The Blade could become digital-only next year
created Jul 21, 2019 - updated Feb 17, 2020 at the bottom
Mediagazer.com link and headline:
Pittsburgh Post-Gazette to phase out print operations and become digital only; from September 30, the print version will only run Thursday, Friday, Sunday
pittsburghcurrent.com - story
The Pittsburgh Post-Gazette will eliminate its entire print product in a move to become an all-digital publication, according to a letter obtained by the Current.
The story is confusing because aspects of the story said that the PG will print three days a week. I think that was the original story, and then it was updated with new info, which said that the PG would eliminate all print production.
John Robinson Block is the publisher for both the PG and the Toledo Blade. JRB lives in the Pittsburgh area. The PG implements major changes before the Blade by at least several months.
Prior to 2018, both papers published printed versions seven days per week. In the late summer or early last fall of 2018, the PG reduced printing a paper to five days per week. In February of 2019, the Toledo Blade eliminated two days of print production.
In the fall of 2017, the Toledo Blade released its NewsSlide mobile app. The PG released its version of the app months earlier.
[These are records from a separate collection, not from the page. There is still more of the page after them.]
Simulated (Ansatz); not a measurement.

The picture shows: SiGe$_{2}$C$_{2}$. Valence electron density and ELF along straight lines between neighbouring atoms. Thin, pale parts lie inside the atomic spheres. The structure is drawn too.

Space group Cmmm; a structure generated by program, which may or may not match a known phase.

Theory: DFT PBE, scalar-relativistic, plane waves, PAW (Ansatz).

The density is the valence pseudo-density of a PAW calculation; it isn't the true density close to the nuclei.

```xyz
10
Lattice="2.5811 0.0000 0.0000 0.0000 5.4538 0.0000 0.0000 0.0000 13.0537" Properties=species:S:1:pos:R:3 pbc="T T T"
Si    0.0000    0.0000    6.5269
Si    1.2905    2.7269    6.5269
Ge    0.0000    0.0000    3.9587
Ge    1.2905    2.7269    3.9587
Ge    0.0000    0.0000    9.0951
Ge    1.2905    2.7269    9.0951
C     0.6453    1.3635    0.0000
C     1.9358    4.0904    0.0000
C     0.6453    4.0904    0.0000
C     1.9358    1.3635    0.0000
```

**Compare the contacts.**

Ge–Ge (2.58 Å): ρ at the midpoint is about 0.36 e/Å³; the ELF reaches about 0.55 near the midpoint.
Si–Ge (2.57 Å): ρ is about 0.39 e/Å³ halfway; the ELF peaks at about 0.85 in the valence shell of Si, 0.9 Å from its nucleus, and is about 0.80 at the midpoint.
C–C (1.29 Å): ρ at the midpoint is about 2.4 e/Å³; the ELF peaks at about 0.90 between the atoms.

In the fall of 2018, the Toledo Blade switched its website to a new content management system that the PG had been using for at least several months.
Based upon all of this, I'm guessing that in early 2020, the Blade will become a digital-only publication, which would be unnoticeable to me. We ended our print subscription to the Blade back in 2005 or 2006 because we didn't read it. More than 10 years ago, before the smartphone craze exploded, I considered holding a print newspaper to be a bizarre experience.
Maybe the broadsheet newspapers, like the Toledo Blade, should have switched to the tabloid format in the aught years. At least the tabloid format is easier to operate than the broadsheet format, in my opinion.
But I rarely pick up the Toledo City Paper, which is printed every two weeks in the tabloid format. When I do gather one, most of the time, I never open it.
Maybe the Blade should have switched to the zine format. That would have been a bold change. I would prefer that over any other print format.
If the Blade printed one to three days per week in a paper, book-like, zine format, then I would subscribe to the print product.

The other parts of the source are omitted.